Re: 'svn blame -g' design: client vs. server

From: Julian Foad <julianfoad_at_btopenworld.com>
Date: 2007-08-17 01:39:12 CEST

Hi Hyrum.

I see it's three weeks since you sent this, so you might have gone ahead
anyway, but I just thought I'd throw in my quick thoughts.

The strong separation between client and server is a valuable feature of
Subversion. (I've been working with Perforce recently and encountering many
problems that are pretty much a result of it doing everything on the server.)

So, if the functionality you're thinking of adding to the server seems to be
generally useful to all types of clients for a variety of purposes, and not
just for the current "svn blame" command, then it might be fine to put it in
the server. If, however, it's in some way tied to client-specific features such
as knowing about lines and line endings, or assuming that "blame" is going to
give a simple stream of text as its output, then don't.

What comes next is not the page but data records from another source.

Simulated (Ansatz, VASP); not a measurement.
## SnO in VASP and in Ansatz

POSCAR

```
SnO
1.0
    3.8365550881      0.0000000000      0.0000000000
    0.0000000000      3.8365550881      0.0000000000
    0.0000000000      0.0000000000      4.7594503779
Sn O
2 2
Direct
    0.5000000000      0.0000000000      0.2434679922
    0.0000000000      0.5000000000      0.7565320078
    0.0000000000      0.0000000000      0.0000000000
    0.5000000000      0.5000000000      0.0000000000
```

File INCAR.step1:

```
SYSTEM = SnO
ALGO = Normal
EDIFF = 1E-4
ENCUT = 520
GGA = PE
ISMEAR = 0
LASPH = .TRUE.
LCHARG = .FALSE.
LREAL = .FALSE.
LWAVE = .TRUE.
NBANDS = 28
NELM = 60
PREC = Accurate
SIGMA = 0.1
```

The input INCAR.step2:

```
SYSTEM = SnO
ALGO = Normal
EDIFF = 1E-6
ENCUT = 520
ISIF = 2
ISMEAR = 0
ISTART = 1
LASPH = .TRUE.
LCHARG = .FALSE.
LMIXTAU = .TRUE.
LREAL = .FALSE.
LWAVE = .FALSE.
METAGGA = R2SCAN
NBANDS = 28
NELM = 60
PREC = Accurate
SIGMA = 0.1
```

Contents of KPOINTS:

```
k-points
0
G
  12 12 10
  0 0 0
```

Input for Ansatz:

To judge the generality of the supporting methods you're envisaging, ask
yourself whether they would be useful to a GUI client with an advanced
interactive "blame-like" feature which allows selective hiding of merge sources
from the displayed result, stepping back in time down any chosen line of
ancestry, recalculating the display as it goes.

Now, looking at what you actually wrote, my comments are in line below, and a
suggestion...

Hyrum K. Wright wrote:
> I've gotten most of the compatibility code for 'svn blame -g' written,
> so now it is on to (what I perceive to be) the crux of the issue:
> sending the file data used for blame from the server to the client and
> computing the blame results. After thinking about it, I've come up with
> two different solutions. This mail presents them, along with their
> respective pros and cons, and solicits comments regarding each method.
>
>
> The Problem
> -----------
> 'svn blame' currently works by requesting the file data from the
> server using svn_ra_get_file_revs(), and then iterating over the file
> revisions in a given range, matching revisions to lines which they
> modified. This works great, because up to this point, a file's
> revisions have been linear, without the possibility of multiple ancestors.
>
> Enter merge tracking. A file may have multiple lines of history as
> ancestors as the result of a merge. For the purposes of blame, these
> lines of history have to be linearized, or folded into on line, to
> determine which revision modified which lines of the file. So far, I've
> come up with a couple of ways to perform this linearization.
>
>
> Solution #1 - On the Server
> ---------------------------
> My proposed solution for the linearization of history information for a
> file, F, on the server is fairly straight forward:
> 1) Get all the revisions affecting F on the direct line as we
> currently do.
> 2) Add to this set the revisions affecting F as the result of a merge,
> recursing to account for merges merging merges.
> 3) Sort the list of (revision, path) pairs, and use the file_revs
> callback to return deltas in revision order between each (revision,
> path) pair. Use a flag on the callback to indicate which revisions
> are the result of a merge.
> 4) On the client, construct blame information as currently done, using
> the extra callback invocations to compute the result of blame with
> respect to merges.
>
> For example, if file /trunk/a was created in r2, branched to
> branches/1/a at r3, modified in the branch at r5, modified in trunk in
> r6, merged back to trunk in r8, and then 'svn blame -g'd, the sequence
> of revisions (with corresponding deltas) returned to the client would be:
> (2, /trunk/a)
> (3, /branches/1/a)
> (5, /branches/1/a)
> (6, /trunk/a)
> (8, /trunk/a)

It looks to me like that's too monolithic. There are two useful things the
server is doing there:

* finding the merge graph of the file (steps 1 and 2);

* sending a stream of deltas (in step 3);

but in general the client would want to choose what parts of the merge graph
it's interested in, and not have the server simply send it the whole set of
deltas serialised in one particular way.

> Pros:
> * The heavy lifting and major modifications would occur on the server.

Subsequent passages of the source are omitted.